Hewlett-Packard's (HP) chairwoman ordered monitoring of its directors' phones to determine the source of news leaks, prompting a furor in which one director quit and another rebuffed efforts to oust him, the company said on Tuesday.
The dispute is to be laid out in documents that HP was to file with the US Securities and Exchange Commission (SEC) yesterday.
The concern over leaks began in the months preceding Carly Fiorina's ouster as chief executive last year, the company said.
But the confrontation within the board unfolded this year after an internal report identified George Keyworth II, Hewlett-Packard's longest-serving director, as a source of disclosures.
The company said the report was based on monitoring of board members' calls from home phones and cellphones in January, an effort authorized by Patricia Dunn, the chairwoman.
BOARDROOM DISPUTE
When the report was presented at its meeting in May, the board asked Keyworth to resign, but he refused, saying he had been elected by the shareholders, a company spokesman said.
The company also said that the attempt to oust Keyworth had prompted Thomas Perkins, the founder of the venture capital firm Kleiner Perkins Caufield & Byers, to resign.
A company spokesman, Michael Moeller, said that because Perkins did not say that he was resigning out of disagreement with the board, the company did not disclose the events relating to the investigation when it reported his resignation to the SEC.
"He's changed his mind," the spokesman said of Perkins, and because he has a dispute with the company, that prompted a further disclosure to the SEC.

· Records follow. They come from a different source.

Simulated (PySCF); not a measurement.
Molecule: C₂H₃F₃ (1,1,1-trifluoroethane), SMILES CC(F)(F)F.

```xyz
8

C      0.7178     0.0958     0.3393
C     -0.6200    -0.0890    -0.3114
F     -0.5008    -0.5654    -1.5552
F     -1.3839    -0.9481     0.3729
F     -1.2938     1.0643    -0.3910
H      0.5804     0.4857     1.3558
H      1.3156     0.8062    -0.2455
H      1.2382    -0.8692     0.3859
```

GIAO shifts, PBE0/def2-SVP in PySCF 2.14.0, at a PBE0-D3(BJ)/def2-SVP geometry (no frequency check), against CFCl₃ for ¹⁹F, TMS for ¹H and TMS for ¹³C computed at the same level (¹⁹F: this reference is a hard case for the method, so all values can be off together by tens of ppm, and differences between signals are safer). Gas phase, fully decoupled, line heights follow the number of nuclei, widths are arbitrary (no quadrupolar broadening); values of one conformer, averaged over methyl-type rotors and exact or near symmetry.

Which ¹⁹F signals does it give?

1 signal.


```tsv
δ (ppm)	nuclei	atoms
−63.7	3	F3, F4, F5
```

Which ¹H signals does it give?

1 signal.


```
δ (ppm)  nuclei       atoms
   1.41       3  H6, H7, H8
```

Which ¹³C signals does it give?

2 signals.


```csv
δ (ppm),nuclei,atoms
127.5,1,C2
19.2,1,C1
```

Hewlett-Packard, which is expected to hold board elections in March, said Keyworth would not be renominated for his seat.
Keyworth and Perkins did not respond to requests for comment on Tuesday evening.
The HP board began an investigation into news leaks after forcing Fiorina to resign in February last year.
AUTHORIZATION
The board dispute was reported on Tuesday in an article on Newsweek's Web site by David Kaplan, who is writing a book about a yacht that Perkins recently had built.
The article said Dunn, who was named chairwoman after Fiorina's ouster, had authorized a team of independent electronic-security experts to monitor the phone communications of the 10 other directors.
HP said its legal counsel had advised her that the surveillance was legal and proper.
The company said that it began the investigation last year after news reports quoted directors about dissatisfaction with Fiorina's management.
But the Wall Street Journal's Web site reported on Tuesday evening that it was a report last January on the CNET Web site about an off-site management meeting that provoked Dunn's ire.
The Newsweek article said that Perkins had provided documents to the SEC revealing how the investigation was conducted and that he had not been allowed to review and approve the SEC filing the company made in May regarding his resignation.
The article said Perkins had asked other government agencies to investigate the surveillance of HP directors.